‘Pepsi, Where’s My Jet?’ Turns St. Louis Family Lore Into Netflix Success

The new documentary, a huge streaming hit, has several local connections

Dec 15, 2022 at 9:24 am
click to enlarge John Leonard's attempt to force PepsiCo to make good on its Pepsi Points promises is the focus of a new documentary, Pepsi, Where's My Jet? - SCREENSHOT VIA YOUTUBE
John Leonard's attempt to force PepsiCo to make good on its Pepsi Points promises is the focus of a new documentary, Pepsi, Where's My Jet?

Yesterday, the star of one of the hottest documentaries on Netflix arrived in St. Louis. John Leonard’s epic quest to force Pepsi to make good on a high-profile ad campaign is the wildly entertaining story told in Pepsi, Where’s My Jet?, which is now ranked in the streaming service’s top 10 in 13 different countries.

But Leonard wasn’t here to promote the film. He was just bringing his kids to see their grandparents for Christmas.

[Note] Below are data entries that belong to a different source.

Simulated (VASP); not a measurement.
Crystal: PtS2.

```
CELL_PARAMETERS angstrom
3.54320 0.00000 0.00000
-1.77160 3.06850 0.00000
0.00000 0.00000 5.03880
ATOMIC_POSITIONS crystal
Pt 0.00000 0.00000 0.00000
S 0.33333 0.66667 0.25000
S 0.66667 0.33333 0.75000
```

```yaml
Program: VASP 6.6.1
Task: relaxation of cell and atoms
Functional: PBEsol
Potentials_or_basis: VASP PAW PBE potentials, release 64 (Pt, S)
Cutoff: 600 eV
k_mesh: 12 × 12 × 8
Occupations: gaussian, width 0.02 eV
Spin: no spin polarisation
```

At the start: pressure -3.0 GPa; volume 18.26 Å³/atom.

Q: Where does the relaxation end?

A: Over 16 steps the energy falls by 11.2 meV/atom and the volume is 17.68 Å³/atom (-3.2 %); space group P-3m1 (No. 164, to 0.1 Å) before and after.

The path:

Leonard’s wife, Dottie, is one of the six Powers kids raised in Clayton by Pierce Powers Jr. and his wife Sue. And if the name Pierce Powers sounds familiar to you, there may be a few reasons for that — Pierce Powers Jr. is the founder and CEO of a local insurance company, as well as president of the World Affairs Council St. Louis nonprofit, which aims to help St. Louis make international connections. His son Pierce III is the co-owner of Lona’s Li’l Eats, the beloved Fox Park eatery where Pierce III and his wife Lona Luo serve the food of her native Yunnan province of China.

Pierce Powers Jr. notes that his son-in-law’s St. Louis ties are far from the only local connections to the film. Naturally, with a film focused on the ad industry, Jon Hamm makes a cameo. And as we get to episodes two and three, a native son gone bad, Parkway Central grad Michael Avenatti, threatens to steal the show. He’s a major character in John Leonard’s quest — and people familiar with Avenatti's legal travails for allegedly shaking down corporations may see intriguing parallels with the services he promises the young John Leonard. (Avenatti actually filmed his interviews for the documentary while under house arrest; he’s since reported to prison.)

So here’s the story: John Leonard is a college kid hustling his way through a series of part-time jobs in 1996 Seattle when he sees a Pepsi ad touting the new “Pepsi Points,” which people could earn from buying Pepsi. Sunglasses were 175 points; leather jackets were 1,450. And, the commercial promised, if you racked up 7,000,000 points, you could get a Harrier jet.

It was a joke — or was it? The commercial had no disclaimer, and the jets were worth millions more than it would cost to get the Pepsi points. After growing vaguely obsessed with the opportunity, Leonard decided to take Pepsi at its word and set out to claim the Harrier jet. Somehow, he convinced an older friend to invest $700,000 in his scheme, and obtained all the necessary points to claim his prize.

But Pepsi wasn’t amused. In fact, they ended up taking him to court. Pepsi, Where’s My Jet? winningly details the rest of the story, which includes Avenatti trying to take control of the media-relations strategy.

Powers Jr. had known about his son-in-law’s adolescent quest for a Harrier jet for decades — the story was “just kind of family lore,” Powers Jr. says. He adds, “It’s an advertising issue that’s taught in every law school, and Netflix had been saying to him for years that he should do a documentary.”

Sue Powers says Leonard was positively “hounded” to tell his story. “He’s a very shy guy,” she says. “It takes a little while to get to know him beyond the surface.”

The documentary takes viewers well beyond that surface. The Powers were thrilled to go to Los Angeles last month for the premiere. Now they’re watching proudly as the film notches a 100 percent score from critics on Rotten Tomatoes.

Asked for his takeaway from the film, Powers Jr. keeps it in the family.

“I can see how it is that my daughter has great admiration for him,” he says of his son-in-law. “He’s a pretty neat guy.”